But we also know, I think why these transnational and international exchanges need to be ignored. On one hand, Lincoln can’t really appear too unique when you realize that lots of places had already outlawed slavery. On the other hand, we can’t look too deeply into the ugly origins of the 13th Amendment’s mode of legal reasoning. It would be disconcerting, after all, for good pious citizens to realize that something like the 13th Amendment could have been written and read on the shores of Africa by a slave-trader who, upon concluding negotiations with a local ruler, prepared to load his cargo of criminals aboard his slave ship.  

Friday, November 9, 2012

Electoral Maps, Antebellum Maps: Or, How Liberal Self-Satisfaction Dissolves History into a Racist Mess




You’ve probably seen this image. Juxtaposing “Free States and Slave States, before the Civil War” alongside a red/blue breakdown of voting in the 2012 election, the image asserts a kind of continuity—if not a direct causality—between contemporary geographies of party affiliation and antebellum geographies of slavery. You might have smirked. You might have found it revealing. Maybe—as it did me—the image left you with an uneasy feeling, the felt beginnings of a refusal of the claim that the image would like to make.

A full disclaimer: I’m an anarcho-Marxist; I don’t vote; I’m not invested in blue-state- versus-red-state nonsense; my political position does not register on this map. I do, however, study nineteenth-century cultures of slavery and freedom in the Americas. I write about the strange cartographies generated by ordinary black subjects who sought to live free lives—however they defined that freedom—in a hemisphere structured to deny them personal and collective autonomy. I find myself responding to this image not just as a scholar, but as someone with some kind of a felt relationship to the stories I read and recover, someone constantly awed by the resilience and creativity of these people, someone who thinks there’s a future to-come for these myriad freedoms that survive, obscured and only partially legible to us today, in the archive.

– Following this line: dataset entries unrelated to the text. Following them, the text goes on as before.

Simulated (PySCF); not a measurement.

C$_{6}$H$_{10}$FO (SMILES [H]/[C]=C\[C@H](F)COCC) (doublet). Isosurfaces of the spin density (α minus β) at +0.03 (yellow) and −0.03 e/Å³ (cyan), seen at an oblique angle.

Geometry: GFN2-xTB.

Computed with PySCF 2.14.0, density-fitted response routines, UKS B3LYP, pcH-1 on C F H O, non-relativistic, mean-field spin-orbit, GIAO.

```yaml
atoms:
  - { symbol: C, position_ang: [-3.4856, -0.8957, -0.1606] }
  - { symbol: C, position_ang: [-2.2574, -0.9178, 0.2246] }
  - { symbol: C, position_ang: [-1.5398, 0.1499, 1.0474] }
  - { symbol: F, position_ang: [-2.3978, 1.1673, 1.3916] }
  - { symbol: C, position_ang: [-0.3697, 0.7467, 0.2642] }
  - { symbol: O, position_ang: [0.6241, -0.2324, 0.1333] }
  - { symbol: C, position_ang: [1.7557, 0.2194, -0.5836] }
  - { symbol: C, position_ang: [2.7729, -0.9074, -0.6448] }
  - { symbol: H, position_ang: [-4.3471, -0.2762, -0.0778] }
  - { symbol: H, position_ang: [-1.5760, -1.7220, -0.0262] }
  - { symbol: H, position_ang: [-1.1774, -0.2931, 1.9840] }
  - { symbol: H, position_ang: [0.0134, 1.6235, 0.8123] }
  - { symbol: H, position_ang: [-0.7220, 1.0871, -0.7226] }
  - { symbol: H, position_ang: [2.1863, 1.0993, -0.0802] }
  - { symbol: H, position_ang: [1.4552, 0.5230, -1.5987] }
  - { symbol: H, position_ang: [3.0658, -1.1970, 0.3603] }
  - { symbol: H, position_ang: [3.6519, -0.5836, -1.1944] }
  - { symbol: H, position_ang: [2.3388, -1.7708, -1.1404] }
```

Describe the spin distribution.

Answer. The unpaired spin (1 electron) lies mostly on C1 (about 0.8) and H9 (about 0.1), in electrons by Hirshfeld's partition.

This image pulverizes history, transforming histories of slavery into the stuff of cheap political potshots. It shouldn’t need saying, but alas: Voting for Mitt Romney is NOT akin to maintaining juridical support for slavery—an analogy or commensurability that the synchronic axis of the image suggests. This mobilization of an affectively saturated history is repulsive not only for its cheapening of the deep violence of slavery, but also for the way in which it dissolves the instabilities of historical time into a simple one-two diachrony. If we actually look into these instabilities—that is, if we fucking take the politics of slavery seriously—these maps, and the historical narrative that their juxtaposition implies, comes apart.

This image attempts to draw on a historical juridical distinction between slave and free state in order to offer a snarky commentary on the contemporary distinction between red and blue state. This distinction no doubt flatters liberals, ever on the side of progress. But what if we chose another cartographic heuristic? What if we compared the electoral breakdown of 2012 with a map colored according to polities wherein free blacks could vote in the antebellum U.S.? Antebellum “blue states” would shrink to a handful. What if we compared the electoral breakdown of 2012 with a map colored according to polities wherein African Americans faced some form of legal disability? And what if we compared the electoral breakdown of 2012 with a map colored according to, not slave states, but states wherein blacks were enslaveable—that is, states wherein New World blacks, provided a however tenuous legal title could be shown, were susceptible to being seized and carried to a slave state? The map would bleed a bright red, the whole of it.

In 1850, there were no “free states” in the U.S., if by “free” we mean a state wherein an ordinary black subject could live free from the threat of unfreedom, from civil and legal disability. And more: this realm of unfreedom, even when dragging as freedom, was only expanding in the nineteenth century. Indeed, our good liberal mapmaker’s decision to show us a map from a decade or so prior to the outbreak of the Civil War allows him or her to get around the disconcerting fact that the map of the United States would have had far fewer states only a handful of years prior to 1850. (It's unclear to me why the map is dated to 1846.) The map thus elides histories of imperial expansion—into Indian territory, into Mexico, and earlier into Florida and into the Louisiana territory—and thus elides “blue state” connivance in the extension and maintenance of slavery, the North’s compromises and its cowardice. It elides how our proto-Obama-voting “blue states” actively profited from slavery both within the U.S. and throughout the hemisphere, by financing plantations and engaging in the (illegal) slave trade. It ignores how the dynamics of capitalist accumulation—which, in the nineteenth century, ALWAYS implied some form of bonded labor, some form of slavery—cut across sectional lines.  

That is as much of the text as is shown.